How Do You Make The Most Of Your Commute?

For some, the daily commute is the most dreaded part of the day. For others, that block of time is something to look forward to and take advantage of. More often than not, the difference is all about what you're doing with your commute.

Illustration remixed from Robert Adrian Hillman (Shutterstock).

Lifehacker contributor and entrepreneur Jason Freedman discusses how he's reclaimed his commute by "writing" posts for his blog, which, to remain commute-friendly, involves dictating his ideas to his phone and later paying a few bucks to a user of TaskRabbit to transcribe his posts. For him, it's been a revelation that's allowed him to reclaim his commute:

In fact, I'm kind of addicted to it right now and I've done six or seven blog posts in just the last few weeks all from my car, all while stuck in traffic … all through the voice recorder. Now, driving through rush hour is not so obtrusive because I know I'm going to create a blog post out of it. I actually look forward to longer drives.

So how about you? What do you do to make your commute a less painful experience? Share how you make the most of your commute in the comments.
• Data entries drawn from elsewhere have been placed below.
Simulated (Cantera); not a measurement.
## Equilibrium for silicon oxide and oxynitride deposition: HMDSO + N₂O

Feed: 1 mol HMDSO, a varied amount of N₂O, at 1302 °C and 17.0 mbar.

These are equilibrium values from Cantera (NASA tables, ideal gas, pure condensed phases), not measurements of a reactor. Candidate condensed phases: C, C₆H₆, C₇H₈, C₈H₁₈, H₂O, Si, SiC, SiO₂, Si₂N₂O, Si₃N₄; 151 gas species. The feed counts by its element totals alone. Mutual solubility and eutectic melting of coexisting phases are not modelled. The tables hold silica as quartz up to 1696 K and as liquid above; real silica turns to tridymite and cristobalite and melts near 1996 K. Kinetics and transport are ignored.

Reclaiming your commute [42 Floors]


Comments

    Have a car that's enjoyable to drive.

    Get public transport. Listen to music.

    Using public transport, reading lifehacker and typing this comment, right now

    Podcasts and audiobooks. Learn while you drive!

    listening to sermons on my ipod

    Joe Rogan Experience. Great conversation and discussion and it each podcast goes for around three hours. It's like having a great chat with your mates.

    Decidedly low-tech approach here, but read a book on the train. After staring at a screen all day, the last thing I want to do is use an electronic device

    I get public transport, and play video games. Honestly, the commute is my favourite part of the day.

    There's a HUGE difference if you're using public transport, vs driving.

    Maybe it's just me and my ineffectiveness to multitask properly, but there's no way I could concentrate enough on dictating a blog post, AND keeping vigilant during peak hour traffic.
    If it was just general thoughts and ramblings, maybe, but something coherent that can be transcribed..... to me that's dragging too much concentration away from what you should be focusing on. You're driving a potentially lethal vehicle. Even at slow speeds they can be dangerous.

    Even if you're gridlocked, there's still that idiot that thinks they don't have to wait in line and will use any gap to push in, usually without an indicator.... or people who cross the road, because walking up to the traffic lights would be too much effort, but zig zagging through seemingly parked traffic is ok.

    Pretty much every day, I see a near accident, and usually once a week a drive past an actual accident. Thursday night, in gridlock traffic in the city (Brisbane), a car a few in front of me ran up the back of a car, who was stopped at red traffic lights. How the hell does that happen? We weren't even moving when it was green! The only thing I could think of was a distracted driver. (Even idiot drivers aren't that dumb, surely.)

    Ah, I should probably listen to some whale sounds or something on my commute. :P

    I have listened to audio books/podcasts, and didn't find them too distracting, but I usually have to listen to the same chapter/podcast 3 or 4 times before I really took them in.

    I concentrate on my driving so I don't kill anyone..

      this. if driving your car is not what you're happy doing while driving your car, then stop driving your car.

      Totally agree with this..half the reason for traffic is people doing other things instead of driving!!

    Commute by bike, 30 minutes each way, exercise done.

      +1 - Cycling to work is quicker than the train, and I haven't got as much exercise since I was a student (and cycled to university). Also, you can solve the world's problems as you cycle along. If you think you'll forget your ideas, stop for a second and pop them into Evernote. ...

    It's terrifying what you see in bumper to bumper and even reasonably fast moving traffic - several times I've watched the driver behind's eyes in my rear view mirror and realised they're concentrating on their phone not on driving. I even saw one driver with a newspaper. Madness. I've changed lanes a few times to get out of the way of these idiots.